Gilles Detillieux (email@example.com)
Wed, 17 Mar 1999 13:00:45 -0600 (CST)
According to Geoff Hutchison:
> On Wed, 17 Mar 1999, Frank Richter wrote:
> > I don't have "avi" in bad_extension, so this document is fetched and
> > interpreted as text? If so this should be changed...
> At the moment, ht://Dig isn't very smart about MIME. So it takes text as
> default and will attempt to index anything not explicitly excluded. More
> intelligent MIME analysis is on the slate for 3.2 (and needed for other
Let's make it a little smarter, shall we? First of all, a very bad patch
was applied in January to 3.1.0 (post-b4), which effectively disabled
Document::readHeader()'s checking of the content-type header. This was
in response to PR#91 in the bug tracking database.
> Date: Tue, 29 Dec 1998 07:49:09 -0800
> From: firstname.lastname@example.org
> To: email@example.com
> Subject: redirects with content-type
> Full_Name: Robert Barta
> Version: htdig-3.1.0b4
> OS: Solaris 5.6
> Submission from: (NULL) (188.8.131.52)
> When htdig/Document.cc encounters a redirect together with
> some Content-Type, the content-type will have preference:
> # telnet cgi1.bellacoola.com 80
> Trying 184.108.40.206...
> Connected to www.bellacoola.com.
> Escape character is '^]'.
> GET /adios.cgi/278?http%3a%2F%2Fwww%2Eaustria%2Eeu%2Enet%2F HTTP/1.0
> HTTP/1.1 302 Moved
> Date: Tue, 29 Dec 1998 15:04:56 GMT
> Server: Apache/1.3.3 (Unix) mod_perl/1.16
> Location: http%3a%2F%2Fwww%2Eaustria%2Eeu%2Enet%2F
> Connection: close
> Content-Type: application/x-httpd-cgi
> Connection closed by foreign host.
> This does not result in an redirect, but in an "not HTML" message.

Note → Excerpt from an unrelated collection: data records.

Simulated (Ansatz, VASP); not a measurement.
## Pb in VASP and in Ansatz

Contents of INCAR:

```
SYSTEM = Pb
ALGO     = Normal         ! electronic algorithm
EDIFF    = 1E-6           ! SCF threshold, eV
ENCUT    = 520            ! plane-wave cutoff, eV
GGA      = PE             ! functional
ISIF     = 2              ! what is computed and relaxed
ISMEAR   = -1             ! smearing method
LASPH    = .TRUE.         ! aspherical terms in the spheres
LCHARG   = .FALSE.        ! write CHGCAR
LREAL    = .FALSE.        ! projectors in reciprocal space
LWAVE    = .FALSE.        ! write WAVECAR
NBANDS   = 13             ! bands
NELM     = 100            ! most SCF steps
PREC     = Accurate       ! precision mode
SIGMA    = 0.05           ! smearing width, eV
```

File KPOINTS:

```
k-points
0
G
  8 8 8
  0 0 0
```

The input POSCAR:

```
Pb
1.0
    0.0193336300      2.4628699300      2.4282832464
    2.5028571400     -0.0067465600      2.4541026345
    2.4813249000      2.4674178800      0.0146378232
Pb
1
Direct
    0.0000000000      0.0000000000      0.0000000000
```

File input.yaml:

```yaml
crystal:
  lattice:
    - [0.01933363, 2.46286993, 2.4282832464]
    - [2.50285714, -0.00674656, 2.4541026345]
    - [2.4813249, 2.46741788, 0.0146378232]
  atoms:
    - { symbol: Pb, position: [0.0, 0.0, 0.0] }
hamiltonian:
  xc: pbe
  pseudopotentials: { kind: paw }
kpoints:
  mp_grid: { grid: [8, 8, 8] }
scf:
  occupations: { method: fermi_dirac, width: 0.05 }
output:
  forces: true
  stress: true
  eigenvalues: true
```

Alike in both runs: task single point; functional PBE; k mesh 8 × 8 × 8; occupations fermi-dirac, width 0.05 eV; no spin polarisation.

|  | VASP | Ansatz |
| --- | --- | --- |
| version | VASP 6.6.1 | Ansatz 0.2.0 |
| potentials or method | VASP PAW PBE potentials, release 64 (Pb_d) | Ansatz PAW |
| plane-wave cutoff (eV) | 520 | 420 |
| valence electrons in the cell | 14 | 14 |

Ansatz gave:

> I applied the following patch:
> # diff Document.cc Document.cc.orig
> < if (returnStatus == Header_not_found &&
> < mystrncasecmp("text/", token, 5) != 0 &&
> > if (mystrncasecmp("text/", token, 5) != 0 &&
The problem with this is by the time the Content-type header is read,
readHeader has already found the status line, so returnStatus is
usually Header_ok at this point. The patch below should fix this,
without interfering with redirects with (an incorrect) content-type.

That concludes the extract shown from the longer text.